CMMC Phase 2 enforcement begins November 2026. See how to get certified →

All Insights
CLOUD GOVERNANCE LESSONS

What We Learned Analyzing 500,000 Lines of Cloud Governance Policy

PolicyCortex Team|March 14, 2026|8 min read
cloud governance lessonscloud complianceOPA policyinfrastructure as codeCMMC cloud security

We've spent years working inside defense contractor cloud environments — analyzing policy configurations, reviewing IaC repositories, examining misconfiguration patterns, and tracing the path from compliance documentation to actual enforcement.

At some point we started aggregating what we were seeing systematically. The patterns that emerged from analyzing hundreds of thousands of lines of cloud governance policy — OPA rules, AWS SCPs, Azure Policy definitions, Terraform modules, NIST SSP control implementations — are worth documenting. Not as abstract lessons, but as operational realities that affect whether a CMMC assessment passes or fails, whether a CUI environment is actually protected, and whether a compliance program is sustainable or permanently fragile.

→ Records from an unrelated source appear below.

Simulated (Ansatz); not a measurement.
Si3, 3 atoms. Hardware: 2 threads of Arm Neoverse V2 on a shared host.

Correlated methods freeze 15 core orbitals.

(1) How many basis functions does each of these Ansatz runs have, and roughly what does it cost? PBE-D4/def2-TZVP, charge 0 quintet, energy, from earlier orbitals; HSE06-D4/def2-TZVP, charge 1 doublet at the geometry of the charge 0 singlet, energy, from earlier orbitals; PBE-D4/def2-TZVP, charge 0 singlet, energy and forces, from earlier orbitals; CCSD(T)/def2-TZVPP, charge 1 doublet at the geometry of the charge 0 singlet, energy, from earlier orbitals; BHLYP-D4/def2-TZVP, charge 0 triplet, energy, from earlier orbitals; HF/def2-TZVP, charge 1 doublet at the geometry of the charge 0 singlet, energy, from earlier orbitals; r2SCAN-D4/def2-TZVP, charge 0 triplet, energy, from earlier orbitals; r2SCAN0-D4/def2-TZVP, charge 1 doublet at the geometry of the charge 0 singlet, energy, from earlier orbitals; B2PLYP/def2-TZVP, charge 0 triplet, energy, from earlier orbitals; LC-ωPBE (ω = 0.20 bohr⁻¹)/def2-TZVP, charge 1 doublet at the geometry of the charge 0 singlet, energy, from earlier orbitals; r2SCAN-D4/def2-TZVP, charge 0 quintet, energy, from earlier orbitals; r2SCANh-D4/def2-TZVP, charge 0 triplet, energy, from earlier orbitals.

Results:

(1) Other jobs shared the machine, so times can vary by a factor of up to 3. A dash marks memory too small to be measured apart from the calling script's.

These are the things we've learned.

The Gap Between Intended Policy and Enforced Policy Is Almost Always Larger Than Anyone Admits

This is the single most consistent finding across every defense contractor environment we've worked in. Organizations believe their policies are enforced. The evidence says otherwise.

The gap takes several forms:

Documented controls that aren't technically implemented. The SSP says MFA is required for all privileged access. The IAM configuration has an MFA policy attached to a group that doesn't include all privileged users. From a documentation standpoint, the control is implemented. From an assessment standpoint, it isn't. This pattern — where documentation accurately describes the intended state but not the actual state — is the most common source of assessment surprises.

Policies that are technically deployed but not functionally enforced. An AWS SCP that denies actions outside approved regions is deployed, but an organizational unit that contains production accounts was inadvertently excluded when the OU structure was reorganized. The policy exists in the console; it doesn't protect the accounts that matter. This category is harder to detect because the infrastructure-as-code looks correct — the drift happened at the organization management layer.

Policies that were correct when written but have drifted from compliance requirements. NIST 800-171 revision 3 made meaningful changes to several control families. Organizations that wrote OPA policies against the original control set and haven't updated them are enforcing the wrong version of the requirements. Compliance frameworks aren't static. Governance policies that don't track framework evolution drift into incorrectness gradually.

Policies with gaps at the seams. Most policy enforcement frameworks have coverage for common resource types. The gaps appear at the edges: newer AWS services that weren't covered when the policies were written, cross-service interactions that the policy engine doesn't model, and resource configurations that are technically permitted but create compliance problems in combination. The seams between policies are where misconfigurations accumulate.

The operational implication of this gap: you cannot trust that your documented compliance posture accurately reflects your enforced compliance posture without continuous technical validation. Point-in-time audits miss configuration drift that happens between audit cycles. Self-assessments based on documentation review miss implementation gaps that only show up in technical evaluation.

Infrastructure as Code Solves Deployment Drift — Not Runtime Drift

IaC has been one of the genuinely important advances in cloud operations over the past decade. Terraform, CloudFormation, Pulumi — these tools eliminate an entire category of configuration inconsistency by making infrastructure state reproducible and version-controlled.

But IaC solves a specific problem: the drift that occurs between your intended state (what you meant to deploy) and your deployed state (what actually got deployed). It does not solve runtime drift — the changes that occur to your cloud environment after deployment, outside the IaC workflow.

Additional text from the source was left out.